Ginsberg, Commas, and Supporting Prints…

I remember first running into the poetry of Alan Ginsberg back in high school (that’s when every geeky young punk rocker does that, right?). It was a revelation of it’s own kind, I was enthralled by the long almost endless rhythms of the words, both droning and frantic like the viola lines of those early Velvet Underground songs.
ginsberg_rally

The opening stanza of “In the Baggage Room at Greyhound” by Allen Ginsberg will forever resonate in my brain with its seemingly infinite string of commas and phrases. I always try to read it without taking a breath…

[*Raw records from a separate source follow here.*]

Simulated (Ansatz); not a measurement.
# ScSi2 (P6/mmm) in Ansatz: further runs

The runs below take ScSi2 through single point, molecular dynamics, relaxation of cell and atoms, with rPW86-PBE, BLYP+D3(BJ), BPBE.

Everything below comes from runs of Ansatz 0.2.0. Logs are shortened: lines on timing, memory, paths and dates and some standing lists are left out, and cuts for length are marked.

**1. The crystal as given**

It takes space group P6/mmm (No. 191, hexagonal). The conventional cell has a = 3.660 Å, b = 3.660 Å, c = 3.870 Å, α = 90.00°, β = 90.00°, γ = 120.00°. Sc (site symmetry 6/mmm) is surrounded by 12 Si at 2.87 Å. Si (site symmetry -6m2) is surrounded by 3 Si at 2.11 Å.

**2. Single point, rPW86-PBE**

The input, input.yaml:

In the depths of the Greyhound Terminal
sitting dumbly on a baggage truck looking at the sky
      waiting for the Los Angeles Express to depart
worrying about eternity over the Post Office roof in
      the night-time red downtown heaven
staring through my eyeglasses I realized shuddering
      these thoughts were not eternity, nor the poverty
      of our lives, irritable baggage clerks,
nor the millions of weeping relatives surrounding the
      buses waving goodbye,
nor other millions of the poor rushing around from
      city to city to see their loved ones,
nor an indian dead with fright talking to a huge cop
      by the Coke machine,
nor this trembling old lady with a cane taking the last
      trip of her life,
nor the red-capped cynical porter collecting his quar-
      ters and smiling over the smashed baggage,
nor me looking around at the horrible dream,
nor mustached negro Operating Clerk named Spade,
      dealing out with his marvelous long hand the
      fate of thousands of express packages,
nor fairy Sam in the basement limping from leaden
      trunk to trunk,
nor Joe at the counter with his nervous breakdown
      smiling cowardly at the customers,
nor the grayish-green whale’s stomach interior loft
      where we keep the baggage in hideous racks,
hundreds of suitcases full of tragedy rocking back and
      forth waiting to be opened,
nor the baggage that’s lost, nor damaged handles,
      nameplates vanished, busted wires & broken
      ropes, whole trunks exploding on the concrete
      floor,
nor seabags emptied into the night in the final
      warehouse.

I think this is why I love designing my supporting prints, those designs where no element takes priority, everything melds together to produce and impression, a meaning, but one not born of a particular emphasis, but the accumulation of the totality. These prints aren’t showy, they just are; rather than capture an instant they speak more of the ubiquity of being.

If I could get away with never again designing a feature print I would; they always seem so self-important to me. I prefer the seemingly infinite catalogue of supporting prints stitched together like phrases by Ginsberg’s commas.